This is the first in a short series of blog entries in which I explain some of the design decisions for Wikidata. They are my personal opinion, but they have a strong impact on some features or non-features of Wikidata. This is to explain them.
One of the features – others call it a bug – of Wikidata is that you can choose any item as the value for a property. Many of them do not make sense: so, if you have the article on Paris, saying that its country is goat cheese does not really make sense. Wouldn’t it be great if Wikidata knew which values for a country would make sense, and only allow you to choose those, instead of allowing any possible value here? Wouldn’t it be great if the community decided that a property like the widely used P107 could actually be restricted to the six possible values they decided on?
I strongly disagree.
Another feature – others call it a bug – of Wikidata is that you can use any property on any item. If you want to add the capital city of Julius Caesar, you’re welcome to do so. Wouldn’t it be great if Wikidata knew which properties make sense for a given item, and would not only restrict you to use those but even list the ones that still have missing values? Wouldn’t it be great if the community could create templates of properties that should all be filled out for a person, or for a city, or a country – and not allowing anything else?
I strongly disagree.
I completely agree that smarter suggestions would be great. Some of these could be pretty trivial to implement: count the frequency for the values of a property and make a suggestion based on that. What about suggesting properties? There’s lots of research going on in that area, basically something like “items with these properties also have these properties” – you might have seen that on certain shopping sites.

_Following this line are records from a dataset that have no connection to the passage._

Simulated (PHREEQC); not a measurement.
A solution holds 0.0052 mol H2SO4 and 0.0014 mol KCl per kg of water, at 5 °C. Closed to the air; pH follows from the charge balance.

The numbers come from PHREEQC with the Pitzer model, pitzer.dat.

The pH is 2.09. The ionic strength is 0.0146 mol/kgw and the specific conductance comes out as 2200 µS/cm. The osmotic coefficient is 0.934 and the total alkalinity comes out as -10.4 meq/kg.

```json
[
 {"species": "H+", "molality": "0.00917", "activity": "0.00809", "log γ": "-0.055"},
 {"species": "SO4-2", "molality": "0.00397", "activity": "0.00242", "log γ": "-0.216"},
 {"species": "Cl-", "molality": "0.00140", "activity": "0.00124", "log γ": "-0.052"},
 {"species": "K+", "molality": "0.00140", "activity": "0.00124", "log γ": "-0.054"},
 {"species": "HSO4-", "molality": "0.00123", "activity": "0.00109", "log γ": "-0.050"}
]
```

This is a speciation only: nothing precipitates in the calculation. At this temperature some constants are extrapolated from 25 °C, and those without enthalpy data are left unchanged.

I am all for better suggestions. What I am strongly disagreeing with are strong restrictions. It provides far too much space for drama and edit-warring. Does every country have a capital? What is a country anyway? What should the possible values for the property “gender” be? What are the right properties for presidents?
Anything that the system uses for building its user interface and core functionality – labels and descriptions, for example, or the links to Wikipedia pages – can not have references. This is something the system simply “believes.” On the other hand, if you add a statement saying that Kosovo is a country, you can add a reference to it. Others might say that Kosovo is a part of Serbia. You can add a reference for that too. But if you want to make the user interface use this kind of information – for example when a property is restricted to countries – the system needs to make a call whether Kosovo is an independent country or not. There is no room for the kind of knowledge diversity that Wikidata is build for.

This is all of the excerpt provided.